The Tax Court held that a C corporation was not entitled to deductions for management fees paid to its three shareholders because the payments were disguised distributions. The court noted that the corporation never paid dividends to its shareholders and presented no evidence showing that an independent investor would have been satisfied with investment returns after shareholder compensation. Aspro, Inc. v. Comm'r, T.C. Memo. 2021-8.

Background

During 2012 - 2014, Aspro, Inc. (Aspro), a C corporation, operated an asphalt paving business in Waterloo, Iowa. Most of the company's revenue came from contracts with government entities. Aspro had three shareholders: Jackson Enterprises Corp. (owning 40 percent of the stock), Manatt's Enterprises, Ltd. (owning 40 percent of the stock), and Milton Dakovich (owning 20 percent of the stock). Stephen Jackson was the president of Jackson Enterprises Corp. and was also the president of a 98 percent owned subsidiary, Cedar Valley Corp. Another entity, Cedar Valley Management Corp., provided management services to Cedar Valley Corp. and employed Jackson and William Calderwood, among others, to provide those management services.
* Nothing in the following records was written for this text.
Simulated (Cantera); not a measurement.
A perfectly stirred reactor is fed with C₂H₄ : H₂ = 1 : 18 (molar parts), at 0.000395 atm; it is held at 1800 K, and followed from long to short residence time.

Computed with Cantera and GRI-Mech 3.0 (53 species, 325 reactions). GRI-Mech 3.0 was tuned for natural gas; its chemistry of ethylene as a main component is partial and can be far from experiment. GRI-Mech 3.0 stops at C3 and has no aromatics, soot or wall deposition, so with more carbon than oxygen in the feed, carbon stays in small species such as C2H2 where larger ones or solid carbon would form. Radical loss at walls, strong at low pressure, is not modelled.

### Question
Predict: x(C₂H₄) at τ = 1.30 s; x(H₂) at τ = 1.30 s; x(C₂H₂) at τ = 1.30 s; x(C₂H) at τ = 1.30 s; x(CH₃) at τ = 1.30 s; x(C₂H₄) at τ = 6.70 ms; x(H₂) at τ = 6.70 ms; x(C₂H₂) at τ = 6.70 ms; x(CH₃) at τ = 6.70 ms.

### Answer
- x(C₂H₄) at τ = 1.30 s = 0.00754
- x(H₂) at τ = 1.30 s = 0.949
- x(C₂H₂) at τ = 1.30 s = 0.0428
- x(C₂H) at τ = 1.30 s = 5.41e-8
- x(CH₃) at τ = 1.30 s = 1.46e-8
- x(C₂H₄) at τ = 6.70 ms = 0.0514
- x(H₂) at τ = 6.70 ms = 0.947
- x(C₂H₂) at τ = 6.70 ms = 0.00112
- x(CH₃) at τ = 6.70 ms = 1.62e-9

Manatt's Enterprises, Ltd., was engaged in a farming operation in Iowa. It was a subchapter C corporation and was not engaged in asphalt or road paving. Tim Manatt was its president. While Manatt did not have any formal training or education in investment management, he monitored and managed Aspro's Vanguard account. He took a buy-and-hold approach to investing in mutual funds. He did not actively trade funds and did not track his time spent monitoring Aspro's Vanguard account, nor did he bill or invoice Aspro for his services. There was no written agreement between Aspro and Manatt regarding his management of the Vanguard account.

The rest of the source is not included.